With the UFO you can fly to other planets and colonize then, seed them with life, mess with the inhabitants, etc. The cool thing is that there are billions of other planets, and many are inhabited by the civilizations of other Spore players. In this final phase, you can basically do whatever you want. The game itself doesn’t come out until September 5, but there is a Creature Creator available online. I have a copy, and have been playing around with it. It is very flexible, in that you can create as normal or bizarre-looking creature as you like. Want to attach arms to your creature’s knees? go for it. A mouth on the end of it’s tail? No problem. Eyes on its feet? You get the idea.
There are some limitations though. The creatures are limited to bilateral symmetry: everything you make has to be symmetric down the middle. No starfish or sea anemones or trees, although you can make creatures that are very similar but more symmetric. Creatures also have to have a backbone. That didn’t stop me from making giant spiders, but hidden beneath all the mandibles and spines there are still vertebrae.
I’m all in favor of making a game about the evolution of intelligent civilizations, I rank it near the top of the list of “Interesting Things to Think About.” I do have some slight complaints though. First, I am not a fan of the idea of panspermia: the idea that life arose elsewhere and then found its way to Earth. What good does it do you to have life originate Elsewhere (it is never really specified where) and then arrive on Earth? It seems to me that panspermia just dodges the question of how life arose by moving it off of the Earth. Life still had to arise somehwhere, and with panspermia, it also has to get blasted off of its original planet (or must arise on a comet), survive the trip through space, make it through the atmosphere, survive the impact, and then survive the conditions on early earth. Why not go with the simpler assumption that life arose on the Earth in the first place?

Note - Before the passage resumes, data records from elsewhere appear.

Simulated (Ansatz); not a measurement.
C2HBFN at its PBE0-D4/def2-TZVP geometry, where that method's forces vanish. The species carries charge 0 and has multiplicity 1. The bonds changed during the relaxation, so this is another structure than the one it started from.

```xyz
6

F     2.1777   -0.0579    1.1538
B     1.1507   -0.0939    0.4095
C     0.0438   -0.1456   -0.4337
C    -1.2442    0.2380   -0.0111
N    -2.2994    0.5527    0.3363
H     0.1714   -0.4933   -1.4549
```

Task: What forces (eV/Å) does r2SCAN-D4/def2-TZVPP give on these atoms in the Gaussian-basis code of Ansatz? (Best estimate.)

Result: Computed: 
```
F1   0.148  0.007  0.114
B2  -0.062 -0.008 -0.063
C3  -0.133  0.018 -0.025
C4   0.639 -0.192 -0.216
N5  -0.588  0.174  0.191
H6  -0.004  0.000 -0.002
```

My second complaint is that evolution in Spore is wrong. No, I’m not mad that you have to earn “evolution points”: it’s a game, you have to do something like that. The problem is that with actual evolution, creatures don’t just sprout an extra arm. The evolution is gradual and random. The “evolution” in Spore is sudden and directed: chances are the player has some idea of what he or she wants the creature to look like, but with true evolution there is no “goal”. It would be interesting to see a variation of the game where instead of using the creature creator, the creatures just evolved randomly. I bet you would get some really weird creatures!
Of course, the whole point of the game is that the user is in control of everything. It makes for better gameplay at the expense of scientific accuracy and frankly, I’m ok with that. I can’t wait for the game to come out, and I think that it may serve to get some people interested enough in evolution and the origin of life to go and learn the real story.